An English observer of agricultural
conditions in 1893 finds that agricultural unrest
was not peculiar to the United States in the last
quarter of the nineteenth century, but existed in all
the more advanced countries of the world:
Almost everywhere, certainly in England, France, Germany,
Italy, Scandinavia, and the United States, the agriculturists, formerly so
instinctively conservative, are becoming fiercely discontented, declare they
gained less by civilization than the rest of the community, and are looking
about for remedies of a drastic nature. In England they are hoping for aid from
councils of all kinds; in France they have put on protective duties which have
been increased in vain twice over; in Germany they put on and relaxed similar
duties and are screaming for them again; in Scandinavia Denmark more
particularly they limit the aggregation of land; and in the United States they
create organizations like the Grangers, the Farmers Leagues, and the
Populists."
It is to general causes, indeed, that
one must turn before trying to find the local circumstances
which aggravated the unrest in the United States,
or at least appeared to do so. The application
of power first steam, then electricity to
machinery had not only vastly increased the productivity
of mankind but had stimulated invention to still wider
activity and lengthened the distance between man and
that gaunt specter of famine which had dogged his
footsteps from the beginning. With a constantly,
growing supply of the things necessary for the maintenance
of life, population increased tremendously: England,
which a few centuries before had been overcrowded
with fewer than four million’ people, was now
more bountifully feeding and clothing forty millions.
Perhaps, all in all, mankind was better off than it
had ever been before; yet different groups maintained
unequal progress. The tillers of the soil as
a whole remained more nearly in their primitive condition
than did the dwellers of the city. The farmer,
it is true, produced a greater yield of crops, was
surrounded by more comforts, and was able to enjoy
greater leisure than his kind had ever done before.
The scythe and cradle had been supplanted by the mower
and reaper; horse harrows, cultivators, and rakes
had transferred much of the physical exertion of farming
to the draft animals. But, after all, the farmer
owed less to steam and electricity than the craftsman
and the artisan of the cities.
The American farmer, if he read the
census reports, might learn that rural wealth had
increased from nearly $4,000,000,000 in 1850 to not
quite $16,000,000,000 in 1890; but he would also discover
that in the same period urban wealth had advanced
from a little over $3,000,000,000 to more than $49,000,000,000.

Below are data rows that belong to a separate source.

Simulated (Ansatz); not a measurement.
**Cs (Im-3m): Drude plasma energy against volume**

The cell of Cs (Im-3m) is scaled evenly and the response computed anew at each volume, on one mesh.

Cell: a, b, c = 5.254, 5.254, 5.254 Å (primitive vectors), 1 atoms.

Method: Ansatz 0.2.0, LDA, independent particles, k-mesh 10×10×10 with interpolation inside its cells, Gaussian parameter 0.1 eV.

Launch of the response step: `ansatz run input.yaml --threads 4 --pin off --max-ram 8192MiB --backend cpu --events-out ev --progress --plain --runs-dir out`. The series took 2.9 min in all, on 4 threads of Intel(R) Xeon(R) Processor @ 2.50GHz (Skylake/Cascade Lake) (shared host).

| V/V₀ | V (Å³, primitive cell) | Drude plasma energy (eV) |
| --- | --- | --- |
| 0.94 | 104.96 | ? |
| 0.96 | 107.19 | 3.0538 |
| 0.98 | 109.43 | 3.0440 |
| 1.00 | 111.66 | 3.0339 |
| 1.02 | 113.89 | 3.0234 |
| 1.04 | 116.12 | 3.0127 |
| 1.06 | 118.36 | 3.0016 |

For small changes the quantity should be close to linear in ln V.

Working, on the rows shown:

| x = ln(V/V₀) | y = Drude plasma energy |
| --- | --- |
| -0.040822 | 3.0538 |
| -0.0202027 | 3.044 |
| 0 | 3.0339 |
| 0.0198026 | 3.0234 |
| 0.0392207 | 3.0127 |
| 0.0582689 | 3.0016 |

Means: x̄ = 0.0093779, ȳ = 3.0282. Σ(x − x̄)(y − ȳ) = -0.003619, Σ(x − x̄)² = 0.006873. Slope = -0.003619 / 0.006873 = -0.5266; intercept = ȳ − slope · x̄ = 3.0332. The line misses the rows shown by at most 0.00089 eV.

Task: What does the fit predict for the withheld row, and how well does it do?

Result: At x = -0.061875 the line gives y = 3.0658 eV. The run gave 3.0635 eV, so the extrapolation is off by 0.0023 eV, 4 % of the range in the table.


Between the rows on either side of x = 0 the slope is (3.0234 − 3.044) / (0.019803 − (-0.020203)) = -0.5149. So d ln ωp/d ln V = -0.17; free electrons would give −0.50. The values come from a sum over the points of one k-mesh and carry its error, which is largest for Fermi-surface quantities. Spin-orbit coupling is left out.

Forty years before the capital of rural districts
comprised more than half that of the whole country,
now it formed only twenty-five per cent. The
rural population had shown a steady proportionate
decrease: when the first census was taken in 1790,
the dwellers of the country numbered more than ten
times those of the city, but at the end of the nineteenth
century they formed only about one-third of the total.
Of course the intelligent farmer might have observed
that food for the consumption of all could be produced
by the work of fewer hands, and vastly more bountifully
as well, and so he might have explained the relative
decline of rural population and wealth; but when the
average farmer saw his sons and his neighbors’
sons more and more inclined to seek work in town and
leave the farm, he put two and two together and came
to the conclusion that farming was in a perilous state.
He heard the boy who had gone to the city boast that
his hours were shorter, his toil less severe, and
his return in money much greater than had been the
case on the farm; and he knew that this was true.
Perhaps the farmer did not realize that he had some
compensations: greater security of position and
a reasonable expectation that old age would find him
enjoying some sort of home, untroubled by the worry
which might attend the artisan or shopkeeper.
Whether or not the American farmer
realized that the nineteenth century had seen a total
change in the economic relations of the world, he did
perceive clearly that something was wrong in his own
case. The first and most impressive evidence
of this was to be found in the prices he received
for what he had to sell. From 1883 to 1889 inclusive
the average price of wheat was seventy-three cents
a bushel, of corn thirty-six cents, of oats twenty-eight
cents. In 1890 crops were poor in most of the
grain areas, while prosperous times continued to keep
the consuming public of the manufacturing regions
able to buy; consequently corn and oats nearly doubled
in price, and wheat advanced 20 per cent. Nevertheless,
such was the shortage, except in the case of corn,
that the total return was smaller than it had been
for a year or two before. In 1891 bumper crops
of wheat, corn, oats, rye, and barley drove the price
down on all except wheat and rye, but not to the level
of 1889. Despite a much smaller harvest in 1892
the decline continued, to the intense disgust of the
farmers of Nebraska and Minnesota who failed to note
that the entire production of wheat in the world was
normal in that year, that considerable stores of the
previous crop had been held over and that more than
a third of the yield in the United States was sent
forth to compete everywhere with the crops of Argentine,
Russia, and the other grain producing countries.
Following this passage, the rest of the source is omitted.